Along the new roads and canals rolled a vastly increased volume of trade. The great discovery of the last reign, that iron might be smelted with coal, made Northern England, where coal and iron lie side by side, a great manufacturing district instead of a thinly peopled range of moors, and before the century was out Yorkshire and Lancashire had become the most important industrial centres in the realm.

Mechanical inventions.

A few years after the expansion of the iron industry came the growth of textile manufactures, fostered by the new discoveries made by Watt and Arkwright. The former, a Glasgow instrument-maker, began the application of steam to the setting of machinery in motion. The latter, a barber at Bolton, perfected the details of that machinery, and showed that it was possible to do quickly and accurately with iron what had hitherto been done slowly and more clumsily with human fingers. Where previously the spinner and weaver co-operated with the precarious motive-power of running water, the new mills, working by steam and able to establish themselves wherever coal was to be found, made their appearance. Thus the price of production was enormously lessened, and English woven goods became able to underbid any others in the markets of the world. For as yet no other nation had learnt the use of steam and machinery, and England had a monopoly of the new inventions. Our linen, woollen, and cotton manufactures were increasing with an astounding rapidity, and wealth and population mounted up by leaps and bounds. It is true that the new factory system was to lead to many social troubles and miseries. In the haste to grow rich, the mill-owners took little thought of the bodily or moral welfare of their workmen. In the new centres of population the lower classes were crowded together in narrow and unhealthy streets, forced to work too many hours a day, and grievously stinted in their wages as competition grew fierce. But these evils were only beginning to develop, while the rush of wealth produced in the new industries was apparent at once.

Improved agriculture.

Moreover, the growth of manufactures had stimulated other sources of prosperity. The increased population called for a larger food-supply, and therefore forced agriculture to develop. Waste and moor were everywhere being ploughed up, to raise corn for the new thousands who annually swelled our ranks. It is said that more new ground was taken into cultivation in the years between 1760 and 1780 than in the whole century which preceded them. Thus the landholding classes shared in the prosperity of the manufacturers. Nor was it only in the quantity of new corn-bearing land that progress was seen; the older acres also were cultivated with improved methods, and brought forth double their former produce.

Growth of wealth.

The growth of manufactures and the development of agriculture were enough in themselves to account for the marvellous ease with which England bore the burdens imposed upon her by the American war. So greatly was the national wealth increased, that losses which had seemed ruinous at the time were forgotten in ten years. The £120,000,000 of debt incurred in the struggle were no longer a nightmare to Chancellors of the Exchequer; it became evident that the country had suffered no incurable wound in the disastrous struggle with America, France, and Spain.

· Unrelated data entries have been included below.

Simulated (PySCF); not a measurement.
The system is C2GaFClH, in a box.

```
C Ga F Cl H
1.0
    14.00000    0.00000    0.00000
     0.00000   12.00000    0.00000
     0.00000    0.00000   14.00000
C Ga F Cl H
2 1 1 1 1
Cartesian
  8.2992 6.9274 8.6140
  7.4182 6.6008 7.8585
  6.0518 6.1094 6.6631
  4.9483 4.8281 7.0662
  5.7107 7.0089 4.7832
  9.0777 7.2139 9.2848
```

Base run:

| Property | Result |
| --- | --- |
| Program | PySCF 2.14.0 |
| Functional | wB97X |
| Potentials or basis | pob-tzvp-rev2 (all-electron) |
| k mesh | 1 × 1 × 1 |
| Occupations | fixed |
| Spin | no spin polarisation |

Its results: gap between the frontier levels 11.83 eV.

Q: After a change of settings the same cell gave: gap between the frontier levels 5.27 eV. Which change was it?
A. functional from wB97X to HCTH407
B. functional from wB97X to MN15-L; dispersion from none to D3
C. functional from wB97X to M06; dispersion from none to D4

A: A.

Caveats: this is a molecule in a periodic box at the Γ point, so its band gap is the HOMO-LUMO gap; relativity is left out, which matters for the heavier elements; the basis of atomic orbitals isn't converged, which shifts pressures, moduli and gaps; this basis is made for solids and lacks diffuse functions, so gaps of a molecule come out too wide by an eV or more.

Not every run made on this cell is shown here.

Pitt's financial and commercial policy.

Pitt, then, fell upon a fortunate time when he took office in December, 1783. But we must not deprive him of the full credit of restoring the prosperity of English finance. It is a great title to praise that he saw the bright side of things when other men were hopeless. And it must be remembered that his own enlightened conduct of affairs had much to do with the improved condition of the country. For he was far ahead of his contemporaries in his knowledge of finance and political economy. First of all English statesmen, he had studied the laws of wealth and the workings of international commerce. He had found an inspiration in Adam Smith's celebrated book, the "Wealth of Nations," published in 1776, and from it had convinced himself that Free Trade was the true policy of England, and that the old and narrow commercial policy of restriction and Protection was radically unsound. In all his legislation he bore this principle in mind, and the realm profited thereby to no small extent.